Normally only one form of market supplement will be used.


General provisions

Market supplement payments may be granted on a fixed term or lump sum basis where there is clear evidence that recruitment and retention difficulties are caused by the pay rate being low, relative to that offered by other employers for comparable posts. Heads of Schools/RI's/Services must adequately consider and implement non-pay solutions to recruit and retain staff before a market supplement will be considered.

Market supplements will be calculated as a fixed cash amount, the value of which will normally be reviewed annually and may result in the supplement being varied or withdrawn. The appropriate level of a supplement will be determined by calculating the difference between the University's pay rate (including the value of any allowances and other benefits) and the market rate, as determined by evidence from appropriate sources. The median market rate will normally be used when calculating supplement payments.

Market supplements are paid in relation to specific posts. Therefore, where it is agreed that the payment of a market supplement is appropriate, it will apply to all identical posts and will be paid pro-rata for part-time staff.

Where an employee who is in receipt of a supplement moves to another role within the University that does not attract such a payment, the supplement will cease from the date they take up their new post.

There is no right of appeal under this policy regarding decisions taken to offer, refuse, vary or withdraw a market supplement (although this does not affect any statutory rights).


Procedure

Where significant difficulties are experienced in recruiting or retaining staff in a role, or there is evidence that this will be the case, the following procedure can be used to assess whether a market supplement payment is justified for a role.

A key requirement of this procedure is that market supplements will only be considered once other ways of improving recruitment and retention have been exhausted and market pay is shown to be the main issue.

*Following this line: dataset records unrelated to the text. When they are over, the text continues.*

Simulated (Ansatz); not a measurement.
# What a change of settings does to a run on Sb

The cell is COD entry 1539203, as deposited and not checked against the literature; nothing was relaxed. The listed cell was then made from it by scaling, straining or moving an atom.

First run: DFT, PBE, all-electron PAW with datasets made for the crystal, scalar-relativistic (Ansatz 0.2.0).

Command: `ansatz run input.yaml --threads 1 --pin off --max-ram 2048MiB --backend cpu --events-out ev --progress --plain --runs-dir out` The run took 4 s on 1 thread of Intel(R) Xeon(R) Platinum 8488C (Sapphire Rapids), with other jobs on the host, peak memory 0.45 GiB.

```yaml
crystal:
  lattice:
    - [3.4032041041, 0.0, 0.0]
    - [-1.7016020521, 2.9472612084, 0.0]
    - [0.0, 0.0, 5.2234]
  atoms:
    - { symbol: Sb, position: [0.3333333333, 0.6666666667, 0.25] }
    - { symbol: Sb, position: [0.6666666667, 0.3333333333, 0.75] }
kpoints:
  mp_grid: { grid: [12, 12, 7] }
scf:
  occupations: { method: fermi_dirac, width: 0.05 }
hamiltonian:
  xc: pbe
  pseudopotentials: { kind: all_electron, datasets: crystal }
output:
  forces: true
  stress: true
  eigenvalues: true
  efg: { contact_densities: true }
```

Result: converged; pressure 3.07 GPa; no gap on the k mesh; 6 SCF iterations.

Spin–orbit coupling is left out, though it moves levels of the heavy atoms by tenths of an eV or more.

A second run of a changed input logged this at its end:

Stage 1: Investigating recruitment and/or retention problems

Where recruitment and/or retention problems have been experienced, or there is significant evidence that this will be the case, the relevant Head of School/RI/Service should consult with their territorial HR Manager and investigate the cause(s) of the problem, recording the findings using the form provided at Appendix 1.

Where as a result of this investigation it is established that:

  • no problems with the advertising or recruitment process can be identified, or
  • evidence suggests that the main reason for staff leaving is for more pay (other than as part of the normal career/personal development process), or
  • strong evidence exists to suggest that such problems are likely to arise,

The Head of School/RI/Service and their territorial HR Manager should discuss whether any improvements can be obtained by offering or making applicants more aware of non-pay benefits (e.g. final salary pension scheme, training and career development opportunities, facilities, access to a range of policies that support work-life balance, the opportunity to engage in leading edge research).

If non-pay approaches have proved ineffective and the evidence suggests that the normal reward package offered may be uncompetitive, the Head of School/RI/Service, in discussion with their territorial HR Manager, should compile relevant evidence using the 'Stage 1' section of Appendix 1 and submit this to the HR Service. Investigation and analysis of relevant external pay data will then be undertaken in order to determine whether a market supplement might be appropriate.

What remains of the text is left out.